Friday, March 1, 2013

Child rearing by queuing

In New York City, many of the good things in life for children are rationed by queue: Born to Wait: 
For City Parents, a Waiting List for Nearly Everything


"The first parent lined up at 4 a.m. on a Sunday..

"Twenty minutes later, other parents showed up and a line began to form down Atlantic Avenue in Brooklyn. One father kept a list so that anyone searching for a thawing hot coffee could do so without losing a place in the line. He abandoned that project as more and more people trickled in and the end of the line was no longer visible from the front...
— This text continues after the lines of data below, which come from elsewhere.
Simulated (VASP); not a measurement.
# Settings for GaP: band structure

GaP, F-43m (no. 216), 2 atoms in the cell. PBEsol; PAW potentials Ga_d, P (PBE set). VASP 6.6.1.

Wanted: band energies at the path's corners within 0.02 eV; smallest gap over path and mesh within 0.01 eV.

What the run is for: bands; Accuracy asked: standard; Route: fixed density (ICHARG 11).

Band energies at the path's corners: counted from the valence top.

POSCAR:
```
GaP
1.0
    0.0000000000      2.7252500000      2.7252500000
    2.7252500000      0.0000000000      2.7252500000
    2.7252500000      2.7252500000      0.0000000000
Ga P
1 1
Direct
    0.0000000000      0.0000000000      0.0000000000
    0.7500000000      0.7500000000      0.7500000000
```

"If waiting in line in the predawn of a January morning for science camp registration sounds crazy, you do not have a New York City child born after 2004. For those children and their parents, especially in the neighborhoods of brownstone Brooklyn, Lower Manhattan and the Upper West Side, not getting into activities, classes, sports teams — and even local schools — has become a way of life.
...
"Havona Madama’s fear of waiting lists led her to start a database to track her 5-year-old daughter’s favorite classes and their registration deadlines. Two years ago, she decided to leave her law practice to turn her research intoKidKlass.com, a hub of information for brownstone Brooklyn about classes, camps and all-important registration dates. The site is still being developed, but she counts 50 to 100 visitors a day who peruse the listings. Still to come, she said, is an “alert” system to let parents know what deadlines they are about to miss.
...
"Technology has fueled the phenomenon. In 2012, the city moved to online registration for its free summer swim classes at its outdoor pools. The number of applicants jumped to 34,134, from 20,393 in 2011, when officials began to introduce the online application. (That year, four pools still required on-site, in-person registration. Most people got in.) Last summer, only 24,532 applications got spots.

"Often, the activities that fill up fastest are the ones that are most affordable and most accessible, like the swim classes. At the Brooklyn Public Library in Bay Ridge, 25 children can be accommodated at the free story-time sessions. Parents and other caregivers routinely show up when the library opens at 10 a.m. to get a ticket for the 10:30 a.m. story times on Mondays and Wednesdays. On a recent Wednesday, tickets were snatched up within five minutes.

"For children, waiting on a list for soccer or missing story time might not be a tragedy, but for parents, winding up on a list can mean having to put life on pause. In the Brooklyn line for science camp, the parents talked about how getting a spot could determine whether they could go to work on particular days, or whether they would have to spend extra money on a baby sitter.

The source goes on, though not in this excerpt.